Third, the Biblical narrative of Israel is
missional. The distinction of Israel
from the nations might involve separation from their idolatry and sinfulness,
but Israel’s existence as God’s treasured possession is so that they would be
the means by which God extended His grace to the nations. Israel was to be God’s missionary nation to
the nations. Their own sinfulness
subverted the fulfillment of this mission.
Their restoration would mean the reinstitution of this mission to the
Gentiles.
In the New Testament, the people of God are the Church. The Jew/Gentile
distinction no longer pertains as both groupings of humanity are now included
in the Church. Passages such as
Galatians 3.28 do not celebrate diversity, as some have mistakenly suggested,
but unity—unity in Christ. The Church is
distinguished from those outside the Church because the Church is made up of
those who have been baptized into Christ.

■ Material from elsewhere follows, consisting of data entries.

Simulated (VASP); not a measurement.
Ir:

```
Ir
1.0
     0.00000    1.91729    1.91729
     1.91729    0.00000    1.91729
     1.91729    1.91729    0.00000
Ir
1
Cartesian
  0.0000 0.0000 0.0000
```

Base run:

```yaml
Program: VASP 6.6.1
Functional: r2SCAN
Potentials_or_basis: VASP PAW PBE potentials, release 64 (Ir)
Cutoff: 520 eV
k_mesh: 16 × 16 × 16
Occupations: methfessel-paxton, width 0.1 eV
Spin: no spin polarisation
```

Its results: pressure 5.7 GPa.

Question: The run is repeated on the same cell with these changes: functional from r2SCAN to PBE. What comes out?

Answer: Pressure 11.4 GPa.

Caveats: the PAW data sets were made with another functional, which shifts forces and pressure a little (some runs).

This is no longer a racial distinction—or potentially racial. Nor is it a distinction between men and
women—an even more fundamental distinction in nature than race. Nor is it a distinction between masters and
slaves. If Galatians 3.28 was
celebrating diversity, then we would have to read the passage as encouraging a
continuation of slavery; instead, the passage makes the identity of masters and
slaves irrelevant because of their unity in Christ. Texts like Galatians 3.28 are phrased in the negative for a reason: they make these characteristics irrelevant rather than celebrate them. This keeps the agenda from being about us: what counts is being in Christ.
Second, the New Testament understands the narrative of Israel’s
sin in the Old Testament in terms of Jesus’ death on the cross for our
sins. In other words, the members of the
Church—those in Christ—are those who acknowledge their need for Jesus’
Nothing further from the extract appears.